Project

General

Profile

Gpsn01 common tasks

Overview

  • Gpsn01 is a general IF batch submission node servicing
    • a local condor pool (gpwn001-007)
    • an OSG condor pool via glideinWMS 2.5.1 running as uid 'gfactory'

check current condor version

[dbox@gpsn01 ~]$ . /opt/condor/condor.sh
[dbox@gpsn01 ~]$ condor_version
$CondorVersion: 7.4.2 Mar 29 2010 BuildID: 227044 $
$CondorPlatform: X86_64-LINUX_RHEL5 $

find current condor config files

[dbox@gpsn01 ~]$ . /opt/condor/condor.sh
[dbox@gpsn01 ~]$ condor_config_val -config
Configuration source:
        /opt/condor-7.4.2/etc/condor_config
Local configuration source:
        /opt/condor-7.4.2/etc/condor_config.local.worker.node

Stop new submissions without disturbing running jobs

  1. condor_off -peaceful to stop submission of new jobs
         [dbox@gpsn01 ~]$ sudo /opt/condor/sbin/condor_off -peaceful
         
  2. stop glidein factory
  • ssh gfactory@gpsn01 ; cd scripts
    [gfactory@gpsn01 scripts]$ pwd
    /home/gfactory/scripts
    [gfactory@gpsn01 scripts]$ ls
    factory_status.sh         refresh_proxy.sh~    start_glideinWMS.sh
    frontend_status.sh        restart_factory.sh   stop_factory.sh
    glideinWMS_status_all.sh  restart_factory.sh~  stop_glideinWMS.sh
    refresh_proxy2.sh         restart_frontend.sh
    refresh_proxy.sh          setup.sh
    
    [gfactory@gpsn01 scripts]$ ./stop_factory.sh
    Shutting down glideinWMS factory v2_5_1@factory:           [OK]
    

    It is important to make sure there are no cron jobs enabled that will restart the factory if you use this method. Here is a listing of the crontab with relevant entry commented out:

    
    [gfactory@gpsn01 ~]$ crontab -l
    @reboot /home/gfactory/scripts/start_glideinWMS.sh
    #08 0-23/3 * * *  /home/gfactory/scripts/restart_factory.sh
    19 0-23/3 * * *  /home/gfactory/restart_frontend.sh
    0,10,20,30,40,50 * * * * /home/gfactory/monitor_gviz/condor_q
    23 * * * * . /home/gfactory/scripts/refresh_proxy.sh
    */3 * * * * /home/gfactory/monitor/monitor_collectdata.sh
    */5 * * * * /home/gfactory/monitor/monitor_makegraphs.sh
    

Resume Submission

The safest way to do this is to shut down all still running condor/glideinWMS processes and restart them

Shutdown condor/glideinWMS

Shutdown order: glideinWMS, then condor

  • ssh gfactory@gpsn01 ; cd scripts
    [gfactory@gpsn01 scripts]$ pwd
    /home/gfactory/scripts
    [gfactory@gpsn01 scripts]$ ls
    factory_status.sh         refresh_proxy.sh~    start_glideinWMS.sh
    frontend_status.sh        restart_factory.sh   stop_factory.sh
    glideinWMS_status_all.sh  restart_factory.sh~  stop_glideinWMS.sh
    refresh_proxy2.sh         restart_frontend.sh
    refresh_proxy.sh          setup.sh
    
    [gfactory@gpsn01 scripts]$ ./stop_glideinWMS.sh
    (lots of messages)
    
  • ssh (someone on sudo list) gpsn01
    [dbox@gpsn01 ~]$ sudo /etc/init.d/condor stop     
    
  • now restart everything as documented in the section that immediately follows:

Startup condor/glideinWMS

Order is unimportant

  • ssh gfactory@gpsn01 ; cd scripts ; ./start_glideinWMS.sh
  • ssh (someone on sudo list) gpsn01; sudo /etc/init.d/condor start

If the schedd on gpsn01 gets hung

SSS is giving us root on gpsn01 so we can debug schedd problems. If you login as yourself you should be able to type "ksu" and become root.

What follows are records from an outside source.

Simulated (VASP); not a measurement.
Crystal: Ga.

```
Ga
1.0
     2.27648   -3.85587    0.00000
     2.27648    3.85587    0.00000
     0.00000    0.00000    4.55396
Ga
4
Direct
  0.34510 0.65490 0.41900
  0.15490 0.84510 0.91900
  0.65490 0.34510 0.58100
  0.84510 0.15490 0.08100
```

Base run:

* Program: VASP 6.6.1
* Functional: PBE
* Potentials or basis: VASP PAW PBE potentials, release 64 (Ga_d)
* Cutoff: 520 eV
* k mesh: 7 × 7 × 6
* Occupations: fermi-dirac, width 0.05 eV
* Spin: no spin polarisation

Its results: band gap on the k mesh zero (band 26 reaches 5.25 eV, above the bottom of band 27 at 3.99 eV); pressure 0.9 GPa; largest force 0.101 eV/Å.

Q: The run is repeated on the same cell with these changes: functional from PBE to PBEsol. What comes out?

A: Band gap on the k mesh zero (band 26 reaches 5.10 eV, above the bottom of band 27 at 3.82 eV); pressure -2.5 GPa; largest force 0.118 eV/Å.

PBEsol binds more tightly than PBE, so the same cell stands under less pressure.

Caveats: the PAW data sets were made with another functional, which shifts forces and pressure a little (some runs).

If the schedd is non-responsive on gpsn01 look at it with ps and see if it's owned by a user:

  • ps -ef | grep condor_schedd | egrep -v 'gfactory|grep'

If it's well it should be running under the user "condor". It's valid for it to change ownership to some other user for milliseconds to write something to a user log file but not long enough to see it constantly. You can tail -f the SchedLog file also and see that it's not making progress. At this point, you can run:

  • strace -f -F -p <pid of schedd found above>

and you should see it hung waiting for a lock. If you're getting ANY lines scrolling by with that command then the schedd isn't stuff and you'll have to figure out what it's busy doing. It may not be possible by looking at this output.

If it's stuck on a lock you can see which file it's trying to lock with:

  • /usr/sbin/lsof -p <pid of schedd found above>

One of the last lines will be some user file. Keep track of that. If it's stuck, at this point you can try a "kill -9" on it and it should exit. The condor_master will start it back up within a minute or so. You can try this a few times and see if it keeps getting stuck on the same user/file. If you can't get it to start then I'd recommend running:

  • su <username of person who owns the file it is getting hung on>
  • mv <filename> <filename>.bak

And then kill -9 the schedd again. This time it won't get hung on that file since it does not exist and hopefully it does not find a new one to get stuck on. I'm not sure what happens to that job with the job.log missing. You should notify the user that you had to do this.

Another thing that's very good to figure out what the schedd is busy doing if it's not waiting on a lock is:

  • watch -n 1 'gstack <pid of schedd>'

You'll get a stack trace of the schedd process updated every second. You're watching to see if it's constantly doing the same thing. Maybe it's constantly spending time in authentication code or something. Stare at this for a while and look for trends.